The most important points of the coalition agreement for companies
The Reform Party, Estonia 200 and SDP announced a new coalition agreement, which stipulates, among other things, the increase of value added tax and corporate income tax, the removal of the lower income tax rate for regularly distributed profits and the introduction of a car tax. In the following, we highlight the most important points of the new coalition agreement.
Taxes
According to the coalition agreement, the value added tax will increase by 2% in 2024. From January 1, 2025, the lower VAT difference for accommodation service providers will also be removed, i.e., the VAT rate will rise from the current 9% to 22%.
In addition, the corporate income tax will increase by 2% in 2025. The personal income tax will also increase by the same amount, but at the same time there are plans to eliminate the currently valid tax curve and increase the income tax exemption to 700 euros per month. The coalition also plans to remove the lower rate of income tax on regularly distributed profits. This means that in the future, if regular dividends are paid, the income tax will increase from the current 14% to 22%.

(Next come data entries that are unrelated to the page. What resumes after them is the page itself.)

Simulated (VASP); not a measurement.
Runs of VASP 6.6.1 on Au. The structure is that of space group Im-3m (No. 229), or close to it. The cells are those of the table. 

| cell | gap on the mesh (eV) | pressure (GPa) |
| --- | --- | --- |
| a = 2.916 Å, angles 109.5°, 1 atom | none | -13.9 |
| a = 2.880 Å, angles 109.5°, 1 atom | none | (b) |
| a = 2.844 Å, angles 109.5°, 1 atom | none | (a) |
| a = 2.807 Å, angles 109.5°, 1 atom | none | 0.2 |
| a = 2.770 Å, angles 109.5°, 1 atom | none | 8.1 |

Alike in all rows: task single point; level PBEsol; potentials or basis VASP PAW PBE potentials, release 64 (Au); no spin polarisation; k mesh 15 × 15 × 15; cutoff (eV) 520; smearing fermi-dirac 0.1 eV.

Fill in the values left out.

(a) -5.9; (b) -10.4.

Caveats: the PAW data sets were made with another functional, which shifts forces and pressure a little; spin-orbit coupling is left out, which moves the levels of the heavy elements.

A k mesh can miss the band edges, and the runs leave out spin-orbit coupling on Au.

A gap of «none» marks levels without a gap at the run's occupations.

The emerging coalition also wants to introduce a car tax from July 1, 2024, but its exact content is currently unknown.
According to the coalition agreement, the use of packaging and plastic is also supposed to be taxed in order to reduce the generation of packaging waste. It also aims to review environmental and resource fees and tax deforestation.
According to the coalition agreement, vices and health risk behaviours will continue to be taxed while preventing cross-border trade. Therefore, an increase in alcohol and tobacco excise is expected. In addition, the goal of the new coalition is to increase the state's tax revenue from gambling.
The emerging coalition also plans to give local governments the opportunity to introduce local taxes.
Green reform and circular economy
The emerging coalition wants, together with entrepreneurs, to shape Estonia's economic model into a climate-neutral and sustainable model.
In cooperation with scientists, experts, community associations and entrepreneurs, the plan is to adopt a climate law and create legal clarity and investment certainty to achieve climate goals.
The new coalition also wants to improve the functioning of the producer responsibility system for packaging waste and set a separate target rate for the recycling of sales packaging.
The coalition focuses on the development of circular solutions on high-impact economic sectors, i.e., resource-intensive industrial sectors, and creates targeted measures and programs to help companies increase efficiency and develop solutions for material recovery at a higher level.
In addition, the new coalition wants to promote circular economy business models and innovative ideas, such as the sharing economy and the product-as-a-service concept, also in terms of services provided by the state.
Energetics
The emerging coalition aims to make Estonia an exporter of renewable energy.
In order to achieve the 100% renewable electricity target, there is a desire to organize underbids with a price ceiling and floor, including faster construction of offshore wind farms.
The emerging coalition has set the goal of accelerating the planning, construction, and access to the network of renewable capacities.
In addition, there are plans to support industrial companies in making the energy transition and improving resource efficiency.
The new coalition also promises to invest in networks according to a coordinated plan of network companies with the aim of increasing weather resistance, cleaning the networks of phantom connections, strengthening connections with islands and giving the opportunity to connect new productions.
The plan is to separate oil shale mining from Eesti Energia and create a separate company. The separation of Elektrilevi from Eesti Energia is also desired to be completed.
The plan is to end the burning of wood in the industrial production of electricity and cooperate to end it in other European countries, but to use biomass in local cogeneration plants.
Labour relations
The coalition being created aims to conclude a 3-party goodwill agreement with trade unions and employers in May 2023 so that the minimum wage will be 60% of the median wage by 2027 and the minimum wage will grow faster than the average wage.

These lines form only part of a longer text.